Tuesday, November 18, 2008

rights or responsibilities

Well, miraculously the essay slipped out without too much anguish :) Actually, the writing process was a really good exercise for helping me to digest a whole load of reading materials that I have found rather insightful. Now with that behind me I have got my senses set on the upcoming 'Analytical Paper' that I will need to have ready by December 10th. This will be the place in which I present the conceptual and contextual framing of the work that I will be doing when I return to India. Fortunately, it has been taking shape quite nicely thanks to some good discussions with fellows, researchers, students and myself ;) I will, however, need a designated supervisor (and don't have one yet!)...

The emerging framework for my action inquiry is one that uses complexity, learning and power lenses to study processes of facilitating learning for change at multiple levels including (1) myself (as a reflective facilitator); (2) individuals in the organisation; (3) the organisation as a whole; (4) the communities with whom the organisation works.

Otherwise I experienced a rather wonderful sense of joy recently as our class had a kind of epiphany about its responsibility for actively shaping its own learning process. I've been fascinated with the way the course is unfolding. Simply observing and reflecting on this has made for a very profound learning process indeed! I also believe that it has reinforced some of my thinking about the rights-responsibilities debate that surfaces quite often back at Seva Mandir. Knowing that we had the right to shape the process and realising that it was our responsibility to shape our process; how do these two ideas complement each other? Does the one need the other? What is a right that is not realised?

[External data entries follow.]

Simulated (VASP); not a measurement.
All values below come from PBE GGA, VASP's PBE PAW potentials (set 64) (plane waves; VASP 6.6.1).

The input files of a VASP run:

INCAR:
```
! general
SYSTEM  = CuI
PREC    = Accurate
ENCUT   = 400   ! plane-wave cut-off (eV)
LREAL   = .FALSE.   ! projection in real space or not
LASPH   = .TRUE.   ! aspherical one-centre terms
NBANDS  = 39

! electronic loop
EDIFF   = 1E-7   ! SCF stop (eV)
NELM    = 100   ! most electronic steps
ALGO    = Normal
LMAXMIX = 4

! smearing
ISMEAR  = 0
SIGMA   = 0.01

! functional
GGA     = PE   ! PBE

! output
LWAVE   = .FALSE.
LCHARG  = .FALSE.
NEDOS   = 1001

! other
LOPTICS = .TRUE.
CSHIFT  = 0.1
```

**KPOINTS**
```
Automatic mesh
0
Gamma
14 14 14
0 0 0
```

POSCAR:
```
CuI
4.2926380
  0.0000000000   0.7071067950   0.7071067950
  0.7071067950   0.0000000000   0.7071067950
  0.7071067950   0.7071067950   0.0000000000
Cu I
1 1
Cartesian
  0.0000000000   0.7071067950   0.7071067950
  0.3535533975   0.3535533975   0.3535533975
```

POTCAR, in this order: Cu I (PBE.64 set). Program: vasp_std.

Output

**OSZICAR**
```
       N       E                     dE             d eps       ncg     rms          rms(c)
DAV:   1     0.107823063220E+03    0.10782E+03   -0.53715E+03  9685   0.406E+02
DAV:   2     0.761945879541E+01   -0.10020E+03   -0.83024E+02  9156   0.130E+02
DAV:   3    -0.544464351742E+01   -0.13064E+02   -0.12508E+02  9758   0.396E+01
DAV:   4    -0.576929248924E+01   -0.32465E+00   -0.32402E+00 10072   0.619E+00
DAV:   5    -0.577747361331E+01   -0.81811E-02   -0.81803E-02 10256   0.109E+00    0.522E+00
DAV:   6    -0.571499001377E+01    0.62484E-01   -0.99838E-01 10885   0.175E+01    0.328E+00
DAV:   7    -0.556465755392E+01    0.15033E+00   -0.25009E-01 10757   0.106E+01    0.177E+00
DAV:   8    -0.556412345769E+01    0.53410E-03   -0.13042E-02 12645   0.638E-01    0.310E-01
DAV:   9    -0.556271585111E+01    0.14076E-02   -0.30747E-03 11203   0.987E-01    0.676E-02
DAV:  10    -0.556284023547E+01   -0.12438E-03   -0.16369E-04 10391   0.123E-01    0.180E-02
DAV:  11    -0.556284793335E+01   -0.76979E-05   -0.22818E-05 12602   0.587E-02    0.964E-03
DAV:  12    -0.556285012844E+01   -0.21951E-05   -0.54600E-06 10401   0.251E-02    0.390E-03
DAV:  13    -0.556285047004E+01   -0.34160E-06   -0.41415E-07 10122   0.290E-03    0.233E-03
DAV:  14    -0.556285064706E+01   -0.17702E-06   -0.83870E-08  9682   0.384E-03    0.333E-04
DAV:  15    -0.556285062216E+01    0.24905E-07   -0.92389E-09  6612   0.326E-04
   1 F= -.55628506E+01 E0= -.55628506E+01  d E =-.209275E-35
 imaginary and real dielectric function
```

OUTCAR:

I read something today that talked of the right of people to create "...authentic, caring, sustainable communities, to control their resources, to govern themselves, and guide their own evolution..." In what way is this not the people's responsibility? Claiming rights or taking responsibility? Is there any difference? Rights only become realised when people take responsibility. But does the process of claiming rights somehow short-circuit the deeper cultural change that occurs when people frame their process as one of taking individual and collective responsibility for co-creating a different reality? Is it merely some combination of the two? Why am I so much more concerned with responsibilities than rights? Is it because responsibility implies rights but rights don't imply responsibilities? If I have a right but don't make any effort to claim it, whose fault is that? Perhaps this seems decontextualised!?

Back to our class, if we had the right to shape our learning process but didn't take the responsibility, then what would it mean? And if we were not told that we had the right to shape our learning process but were only told that we had the responsibility for shaping it - then might that have triggered a more pro-active reaction from the outset? I recently posted the following on a new wordpress blog that I am experimenting with (exploring the added functionality that might prove useful for my documenting my learning journey!) as part of my wonderings:

Is the language of responsibilities more powerful than the language of rights? Does it invoke more action on behalf of the would-be ‘right-claimers’? Is the whole ‘rights’ framework a ‘Northern’ construction that is being pushed on the rest of the world (along with so much else, like the modern Nation State) because asking the poor and marginal to take ‘responsibility’ for solving their problems sounds embarrassing when it is known that so many of their problems are perpetuated by the ‘North’? Are these questions harsh or unfair or am I onto something here?

I think that this is something we all need to think about very seriously: what is our responsibility in the world and are we honoring it?